Honor O'Connor by continuing the progress

July 03, 2005|By Paula A. Monopoli

IN WHAT WILL be an avalanche of speculation as to who will replace Justice Sandra Day O'Connor on the Supreme Court, it is worth pausing to appreciate her role as a historic figure in the progress of American women.

Justice O'Connor's resignation gives President Bush his first chance to shape a court that has remained the most stable in Supreme Court history. President Ronald Reagan's nomination of Arizona Court of Appeals Judge Sandra Day O'Connor in 1981 as the first woman to sit on the highest court in the land was a milestone for American women. Her resignation Friday gives Mr. Bush an opportunity to continue the progress that Justice O'Connor's appointment signaled but that has yet to be fulfilled.

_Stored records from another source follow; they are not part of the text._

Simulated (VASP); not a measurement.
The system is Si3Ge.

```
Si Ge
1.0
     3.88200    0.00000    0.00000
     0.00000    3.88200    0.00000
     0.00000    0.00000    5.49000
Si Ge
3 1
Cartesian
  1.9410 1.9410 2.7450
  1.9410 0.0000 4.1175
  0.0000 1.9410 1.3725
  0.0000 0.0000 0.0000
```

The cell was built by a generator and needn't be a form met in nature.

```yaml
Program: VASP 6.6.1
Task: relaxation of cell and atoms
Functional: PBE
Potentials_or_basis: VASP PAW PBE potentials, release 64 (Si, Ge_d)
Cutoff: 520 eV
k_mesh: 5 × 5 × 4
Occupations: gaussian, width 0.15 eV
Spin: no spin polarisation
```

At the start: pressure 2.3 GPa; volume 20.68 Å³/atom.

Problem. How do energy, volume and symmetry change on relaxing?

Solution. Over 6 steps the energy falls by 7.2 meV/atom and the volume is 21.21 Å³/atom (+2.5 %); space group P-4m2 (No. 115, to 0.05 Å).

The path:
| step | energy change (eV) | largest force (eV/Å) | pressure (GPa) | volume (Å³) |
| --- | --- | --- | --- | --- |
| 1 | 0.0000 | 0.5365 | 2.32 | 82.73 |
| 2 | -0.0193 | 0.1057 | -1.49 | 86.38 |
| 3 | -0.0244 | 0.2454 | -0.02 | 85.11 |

In the 19th century, the Supreme Court upheld a lower court ruling that denied a woman a license to practice law. In his concurrence in that case, Justice Joseph Bradley asserted that women were not well suited to the practice of law because "the natural and proper timidity and delicacy which belongs to the female sex evidently unfits it for many of the occupations of civil life."

While Justice O'Connor was able to obtain a license to practice law by the time she graduated third in her class from Stanford Law School in 1952, her only offer from a law firm was as a legal secretary.

A number of scholars gathered at the University of Maryland School of Law in the fall to examine Justice O'Connor's jurisprudence. Among other issues, they discussed the influence of her gender and her life experiences on her judicial decision-making.

Growing up on an isolated ranch, raising three sons and taking on a wide range of legal positions were all formative experiences that are reflected in her judicial philosophy. Like many women today, Justice O'Connor's career was not linear but rather varied widely and included time as a civilian attorney for the military, private practitioner, government attorney, state legislator and state appeals court judge.

As with any jurist, it is difficult to separate the part her life experiences and her gender play in her decision-making. But it is clear that she has a strong suspicion of gender-based distinctions in the law itself, which may well be a product of her struggles as a woman in a man's profession.

Justice O'Connor is often described as the most powerful woman in America because of her importance as a swing vote on the Supreme Court. Opinions about her jurisprudence vary widely, but regardless of her jurisprudential legacy, her appointment to the court was a historic landmark.

Justice O'Connor understands and appreciates her role and the role of Justice Ruth Bader Ginsburg as symbols of women's advancement. I have heard her several times in speeches note the tremendous progress that women have made in the legal profession while acknowledging that women still had far to go to achieve full equality.

More than 50 percent of students entering America's law schools today are women. Yet more than 20 years after Justice O'Connor ascended to the Supreme Court, there is still a dearth of women leaders in the legal profession and in the country. Only a handful of women judges, elected and appointed government officials and managing partners of law firms are women.

Americans owe Justice O'Connor a debt of gratitude for the distinction with which she served the country, and women owe her a special debt for her willingness to be a pioneer.

With her departure from the court, Mr. Bush has an opportunity to continue the progress of women by nominating a woman to fill the vacancy left by her resignation.

His choice will speak volumes to women, young and old, around the country about what their role in American society is and what it can be.

Paula A. Monopoli is associate professor of law and director of the Women, Leadership and Equality Program at the University of Maryland School of Law.